How to Keep Water from Coming in Under Garage Door? (Causes & Solutions)

How to Keep Water from Coming in Under Garage Door

For many homeowners, garages are helpful as storage spaces, workshops, and entertainment centers. However, since they are usually detached from the main building, it’s pretty easy for water from outside to seep in under the garage doors, hence exposing the garage floors, walls, and other valuable items in the garage to the risk of water damage. 

To keep water from coming in under the garage doors, figure out the cause of the problem and proffer the solution. For example, try sealing the garage doors with a flexible rubber gasket if the seal is broken. Other solutions include digging a trench drain, changing the landscape slope, installing new gutters, and repairing or replacing the garage doors.

We’ve put together an informative guide on the most effective methods to keep water from leaking into your garage through the garage door.

How to Keep Water from Coming in Under Garage Door?

Here are some of the likely culprits for water entering your garage under the door.

1. Broken Garage Door Seals

Door seals prevent water from entering the garage from under the doors. However, it is not uncommon for the water to find its way through, which is often a result of a damaged seal at the bottom of the garage door.

To confirm if the seal in your garage door is broken, properly examining the points where the garage door’s bottom seal and the floor meet is crucial. If the seal is intact, you should notice a flexible rubber gasket extending from the door’s beginning to the end.

Additionally, a broken threshold seal will not only allow water in through the garage doors, but you also risk having insects and other pests come in through this broken seal.

If the rubber gasket is torn or has cracks around it when the door is closed, it is damaged, and you will need to replace it immediately. Please do so to avoid leaks in your garage.

A quick hack to confirm that you have a broken seal is to observe the bottom of the garage door during the day to see if light from outside shows on the garage floors.


Start by removing and replacing the old seal with a new flexible seal to prevent leaks. If you have a cracked gasket, consider repairing or reinstalling a new gasket to fix the issue.

2. Sloping Driveway

Although your garage door might be in top condition and with zero reasons for water coming in under the door, you can still experience leaks. This could be because your driveway slopes down into the garage, allowing water to seep through the garage doors.


The best way to resolve this challenge is to dig a trench drain which helps to channel water away from the garage to another area entirely. To achieve this, dig a narrow trench in the concrete at the two ends.

Once you do this, you must install a steel or PVC U-shaped channel to contain the water flow. After this, you need to install an iron gate over the concrete to help prevent dirt from falling into the drain and blocking the water flow.

Note that occasionally, you are required to remove this grate to clear the drain of debris. This is to prevent the drain from getting clogged and causing the water level to rise to find its way back to the garage door.

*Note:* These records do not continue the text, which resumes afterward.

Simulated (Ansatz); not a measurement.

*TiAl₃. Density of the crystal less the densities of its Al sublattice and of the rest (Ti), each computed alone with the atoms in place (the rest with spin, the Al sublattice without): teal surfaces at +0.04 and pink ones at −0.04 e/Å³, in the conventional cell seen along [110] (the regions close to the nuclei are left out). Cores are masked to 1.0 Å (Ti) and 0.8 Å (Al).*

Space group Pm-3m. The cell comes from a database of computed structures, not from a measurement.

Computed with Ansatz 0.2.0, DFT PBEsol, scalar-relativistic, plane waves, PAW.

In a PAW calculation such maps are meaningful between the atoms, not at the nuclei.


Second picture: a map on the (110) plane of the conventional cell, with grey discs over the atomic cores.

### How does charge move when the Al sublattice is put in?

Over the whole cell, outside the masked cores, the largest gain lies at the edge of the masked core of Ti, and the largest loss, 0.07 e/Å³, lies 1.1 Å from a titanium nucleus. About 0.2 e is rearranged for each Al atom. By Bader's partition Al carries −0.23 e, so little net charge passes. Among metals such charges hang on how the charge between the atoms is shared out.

3. Inconsistency in the height of the Corner of the Driveway and the Driveway Itself

Inconsistency in the height of the Corner of the Driveway and the Driveway Itself
Image Credit: hunterdoorservices

It would also help if you examined the soil grade during your home inspection. For example, if the corner of your driveway is higher than the driveway itself, this can lead to water leaks because instead of draining, the water will only build up somewhere around the garage.

Eventually, this water will find its way to the garage through the doors, so examining the soil grade is a necessary first step. If however, you already have this water build-up, it is possible to change the landscape pattern of your home.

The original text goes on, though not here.